Unfortunately, Taney’s holding in the case was correct. Slavery is an evil but to remove it you must amend the Constitution.

Taney could have said that. “Hey, it sucks, but this is the law,” would have sufficed. It would have been a disappointment, but could have correctly framed the debate. A narrow, logical holding based on law would have been in line with the other Supreme Court decisions on slavery up until then. Amistad, Strader v. Graham, and others took measured tone of respect for both sides. The Justices up until Taney seemed to respect that slavery was a powder keg, and preferred caution over bombast.

Taney did not do that. He went fucking nuts. The Chief Justice decided to address issues that were not in front of the court at all. He not only held that slavery is allowable under the Constitution, which at the time was true, he held that black people are inferior to white people. He claimed that was not only was this the case at the time, but will be in perpetuity. Actual quote from holding:

Roger Taney

“We give both of these laws in the words used by the respective legislative bodies, because the language in which they are framed, as well as the provisions contained in them, show, too plainly to be misunderstood, the degraded condition of this unhappy race. They were still in force when the Revolution began, and are a faithful index to the state of feeling towards the class of persons of whom they speak, and of the position they occupied throughout the thirteen colonies, in the eyes and thoughts of the men who framed the Declaration of Independence and established the State Constitutions and Governments. They show that a perpetual and impassable barrier was intended to be erected between the white race and the one which they had reduced to slavery, and governed as subjects with absolute and despotic power, and which they then looked upon as so far below them in the scale of created beings, that intermarriages between white persons and negroes or mulattoes were regarded as unnatural and immoral, and punished as crimes, not only in the parties, but in the person who joined them in marriage. And no distinction in this respect was made between the free negro or mulatto and the slave, but this stigma, of the deepest degradation, was fixed upon the whole race.” – C.J, Taney. Dred Scott v. Sandford, 60 U.S. 393, 409, 15 L. Ed. 691 (1857), superseded (1868)

Taney’s holding in Dred Scott is repugnant, his actions a stain on his family ever since. High Schools cover the case at an arm’s length. Any closer examination turns the stomach. The holding is also filled with historical mistakes, but let’s try to focus on this as a political act. We will assume Taney expressed his own, deeply held beliefs.

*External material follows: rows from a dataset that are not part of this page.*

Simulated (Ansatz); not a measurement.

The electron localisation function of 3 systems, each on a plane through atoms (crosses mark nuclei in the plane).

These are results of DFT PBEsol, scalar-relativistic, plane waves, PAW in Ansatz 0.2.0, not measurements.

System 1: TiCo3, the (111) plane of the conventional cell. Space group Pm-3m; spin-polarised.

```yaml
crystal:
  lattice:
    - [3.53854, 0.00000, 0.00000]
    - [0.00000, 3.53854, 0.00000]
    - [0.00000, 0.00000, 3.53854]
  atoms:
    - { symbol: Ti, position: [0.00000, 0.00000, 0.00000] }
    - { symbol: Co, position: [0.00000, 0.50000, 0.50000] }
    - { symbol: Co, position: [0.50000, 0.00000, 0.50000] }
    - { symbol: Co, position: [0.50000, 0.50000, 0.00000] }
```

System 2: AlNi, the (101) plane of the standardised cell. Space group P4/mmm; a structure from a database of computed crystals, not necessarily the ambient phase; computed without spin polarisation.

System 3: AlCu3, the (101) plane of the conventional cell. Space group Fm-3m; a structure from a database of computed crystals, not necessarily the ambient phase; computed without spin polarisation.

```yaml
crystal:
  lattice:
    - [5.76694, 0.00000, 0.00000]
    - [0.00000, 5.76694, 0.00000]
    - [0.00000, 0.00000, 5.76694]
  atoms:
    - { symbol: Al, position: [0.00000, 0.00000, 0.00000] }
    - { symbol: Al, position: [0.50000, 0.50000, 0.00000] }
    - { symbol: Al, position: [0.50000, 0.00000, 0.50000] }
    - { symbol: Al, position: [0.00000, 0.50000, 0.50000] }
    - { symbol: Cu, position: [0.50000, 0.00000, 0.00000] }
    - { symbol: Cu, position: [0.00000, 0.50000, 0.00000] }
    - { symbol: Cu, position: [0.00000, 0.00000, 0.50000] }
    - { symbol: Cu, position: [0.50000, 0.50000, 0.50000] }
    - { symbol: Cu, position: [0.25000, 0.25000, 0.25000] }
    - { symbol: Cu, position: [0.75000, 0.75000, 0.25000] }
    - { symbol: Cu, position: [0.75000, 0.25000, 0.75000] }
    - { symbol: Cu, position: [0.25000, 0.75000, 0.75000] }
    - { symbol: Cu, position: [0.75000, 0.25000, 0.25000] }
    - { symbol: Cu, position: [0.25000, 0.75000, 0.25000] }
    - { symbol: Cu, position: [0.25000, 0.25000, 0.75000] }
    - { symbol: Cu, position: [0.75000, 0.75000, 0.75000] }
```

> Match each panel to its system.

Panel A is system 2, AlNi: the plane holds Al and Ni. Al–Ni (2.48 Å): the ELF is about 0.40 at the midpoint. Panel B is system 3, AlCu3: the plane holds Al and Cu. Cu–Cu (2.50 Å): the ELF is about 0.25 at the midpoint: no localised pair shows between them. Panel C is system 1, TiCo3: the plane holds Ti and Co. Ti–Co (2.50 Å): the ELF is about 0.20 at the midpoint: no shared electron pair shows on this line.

It’s hard to imagine the Civil War happening without the Dred Scott decision. Taney’s hard-line, fire-eater opinion made made negotiation impossible. John Brown’s raid on Harper’s Ferry was two years later, the action that formed the Army of Northern Virginia and thus the Confederate Army.

For me, reading the Dred Scott Decision this week forced me think about the allure of extremism. It’s undeniably fun to throw down a hot take on Twitter or Facebook. Take a bold stand, consequences be damned. “I don’t care who I piss off, I’m just going to say it.” Except that such stances are not bold. They are not brave. Above all, they do not help. An examination of history and specifically the Civil War suggests that moderation is key a better society; recognizing that you are a part in something larger means is not a weakness. Those who consider their fellow travelers before they speak are brave, because there is far more safety among the extremes that if a person draws fire from both sides.

It was important for me to read the decision now because of a very strange argument that has emerged on the progressive side of politics. Eve Fairbanks, writing for the Washington Post, argues that people who lament the loss of civility in our current politics are analogous to the antebellum arguments made by moderates in the lead up to the Civil War. She argues that “civility” is nothing more than a delay tactic with roots in slavery-apology. While that’s technically true, her conclusions seem to take another leap. The argument seems to suggest that moderation is a bad idea. She brings up the Lincoln Douglas debates:

“In their 1858 debates, Lincoln pressed Douglas to clarify what kind of America he really wanted: one that had slaves or one that didn’t? Douglas claimed only to stand against mob rule. But why, Lincoln asked, was he choosing to die on the South’s hill? Why would applying his principle — the mandate to protect the South from “interference” by extremist hordes — end up curtailing freedom for millions of black Americans? Was it possible, Lincoln suggested, that Douglas secretly preferred a slave society to a free one?”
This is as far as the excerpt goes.